Michigan Tech Names New Provost

Jacqueline Huntoon, new provost and vice president for academic affairs
Jacqueline Huntoon, new provost and vice president for academic affairs

Jacqueline Huntoon has been named provost and vice president for academic affairs at Michigan Technological University. Huntoon has been dean of Michigan Tech’s Graduate School since 2005 and associate provost since 2011. She is also a professor in the Department of Geological and Mining Engineering and Sciences.

Her new appointment is effective July 20, 2015. She replaces Max Seel, who has returned to the Department of Physics faculty.

“I am honored to be given the opportunity to take on this new role and responsibility at Michigan Tech,” said Huntoon. “I have been with the University since 1990 and have come to feel that this place is my true home.”

“We are a unique institution in a beautiful area,” she went on to say. “Our students, faculty and staff are hardworking, creative and highly intelligent, and I know that I will continue to enjoy working with them all.“

President Glenn Mroz said the choice was a difficult one. “We had excellent candidates, and each brought different strengths,” he explained. “We had to decide who would be the best fit for the University at this time. Jackie’s experiences leading the Graduate School during a period of strategic growth align perfectly with the strategic plan recently approved by the Board of Trustees and our vision for 2035.”

Huntoon has been recognized nationally for her leadership in higher education and in her field of geology. She currently serves as the chair of the Graduate Record Exam Board, which oversees the exams most commonly used to evaluate the qualifications of students applying for graduate school, and she has served as program director for diversity and education at the National Science Foundation’s Directorate for Geosciences.

Huntoon earned her PhD in Geology at Pennsylvania State University. She is a member of the American Society for Engineering Education and has been elected a Fellow of the Geological Society of America. In 2011, she was elected to the Michigan Tech Academy of Teaching Excellence.
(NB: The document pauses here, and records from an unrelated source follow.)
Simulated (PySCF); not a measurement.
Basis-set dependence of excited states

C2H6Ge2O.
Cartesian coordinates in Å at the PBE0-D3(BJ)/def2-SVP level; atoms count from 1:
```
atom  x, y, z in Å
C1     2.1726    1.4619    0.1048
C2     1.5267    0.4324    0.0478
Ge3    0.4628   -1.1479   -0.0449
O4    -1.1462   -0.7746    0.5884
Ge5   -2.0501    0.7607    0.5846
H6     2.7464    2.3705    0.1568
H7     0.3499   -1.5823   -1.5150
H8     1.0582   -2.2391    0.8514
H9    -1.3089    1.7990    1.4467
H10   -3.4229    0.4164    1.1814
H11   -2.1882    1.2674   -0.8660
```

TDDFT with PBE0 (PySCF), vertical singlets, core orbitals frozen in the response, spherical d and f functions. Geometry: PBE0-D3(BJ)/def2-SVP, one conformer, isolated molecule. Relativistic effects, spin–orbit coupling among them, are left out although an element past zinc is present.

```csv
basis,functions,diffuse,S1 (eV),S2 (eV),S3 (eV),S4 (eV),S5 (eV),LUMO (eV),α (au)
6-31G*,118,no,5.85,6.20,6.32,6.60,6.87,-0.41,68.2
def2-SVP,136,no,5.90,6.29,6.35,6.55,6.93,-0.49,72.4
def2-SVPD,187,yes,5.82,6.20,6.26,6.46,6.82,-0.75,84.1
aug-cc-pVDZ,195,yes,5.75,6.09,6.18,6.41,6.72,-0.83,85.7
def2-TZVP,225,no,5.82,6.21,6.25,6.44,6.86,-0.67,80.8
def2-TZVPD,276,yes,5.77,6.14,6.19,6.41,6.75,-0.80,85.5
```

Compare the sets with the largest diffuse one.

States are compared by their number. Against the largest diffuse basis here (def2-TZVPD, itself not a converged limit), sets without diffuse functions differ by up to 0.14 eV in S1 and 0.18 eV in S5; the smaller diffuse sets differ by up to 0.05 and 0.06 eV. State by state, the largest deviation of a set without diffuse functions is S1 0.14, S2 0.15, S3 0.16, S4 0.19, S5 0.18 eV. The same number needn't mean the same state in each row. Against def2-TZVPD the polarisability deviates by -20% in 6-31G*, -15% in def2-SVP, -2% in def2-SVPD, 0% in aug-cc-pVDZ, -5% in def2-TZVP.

She has won more than two dozen sponsored research awards, including most recently a $5 million grant from the Herbert H. and Grace A. Dow Foundation to reform middle-school science teaching in Michigan.

Huntoon will work on transition plans for the Graduate School and her new post that she will assume on July 20. Dave Reed continues serving as Interim Provost until that time. “I plan to work with President Mroz and the deans to articulate a strategy for the coming years that will help keep us on our path toward achieving the goals stated in the University's Strategic Plan and Vision for 2035,” she said.

Michigan Technological University is a public research university founded in 1885 in Houghton, Michigan, and is home to more than 7,000 students from 55 countries around the world. Consistently ranked among the best universities in the country for return on investment, Michigan’s flagship technological university offers more than 120 undergraduate and graduate degree programs in science and technology, engineering, computing, forestry, business and economics, health professions, humanities, mathematics, social sciences, and the arts. The rural campus is situated just miles from Lake Superior in Michigan's Upper Peninsula, offering year-round opportunities for outdoor adventure.